By Meredith Camel
UM News
CORAL GABLES, Fla. (February 26, 2017)—When alumni Denise Mincey-Mills, Antonio Junior, and Phyllis Tyler—co-chairs of the Black Alumni Society’s First Black Graduates Project Committee—described the four years they devoted to sifting through Ibis yearbooks and University Libraries’ archives to learn more about the struggles and successes of UM’s black graduates of the 1960s and 1970s, they called it “uncaging history.”
That history sprang to life this weekend during UTrailblazers, a celebration that brought hundreds of people to campus to honor those who blazed a trail of diversity and inclusion during the first two decades of racial integration at UM. Friday events included a campus bus tour, presentation by Professor of History Donald Spivey to introduce the Richter Library’s We Were Pioneers exhibit, an opening ceremony reception with President Julio Frenk, an alumni-student forum, and a keynote address by alumnus Harold Long, who founded United Black Students at the University of Miami in 1967.

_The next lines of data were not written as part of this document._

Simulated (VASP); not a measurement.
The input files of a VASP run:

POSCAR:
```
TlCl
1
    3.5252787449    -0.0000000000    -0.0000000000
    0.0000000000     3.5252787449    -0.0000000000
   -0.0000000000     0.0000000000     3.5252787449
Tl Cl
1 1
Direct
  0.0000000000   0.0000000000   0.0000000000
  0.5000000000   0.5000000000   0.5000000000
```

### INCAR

On Saturday, more than 400 people attended the UTrailblazers Gala at the Shalala Student Center, including some trailblazing alumni who had not been back to campus in decades but are now eager to reconnect with their alma mater. Patricia Roberts, a double alumna of the School of Education and Human Development, lives in Miami but had not been back to campus since she graduated with her master’s degree in 1973. “Oh, I’ll be back,” she said at the event while marveling at the beauty of the campus that has changed so much.
Roberts’ reflections about the experiences she had as a student and as the University’s first black cheerleader are living, along with the oral histories of nearly 60 other UTrailblazers, in video testimonies captured by the UM Alumni Association on Friday and Saturday. The videos are part of the University’s continued effort to not only “uncage” but also to cultivate additional insight on its past. (Read more about UM’s first black graduates.)
In an effort to continue blazing trails of opportunity and inclusion at the University, donors to the First Black Graduates Projects Endowed Scholarship are building a fund that will, in perpetuity, award $2,500 to two black students per year. Alumnus Johnny C. Taylor Jr. announced at the gala that the fund has reached more than $91,000, plus his own $25,000 pledge.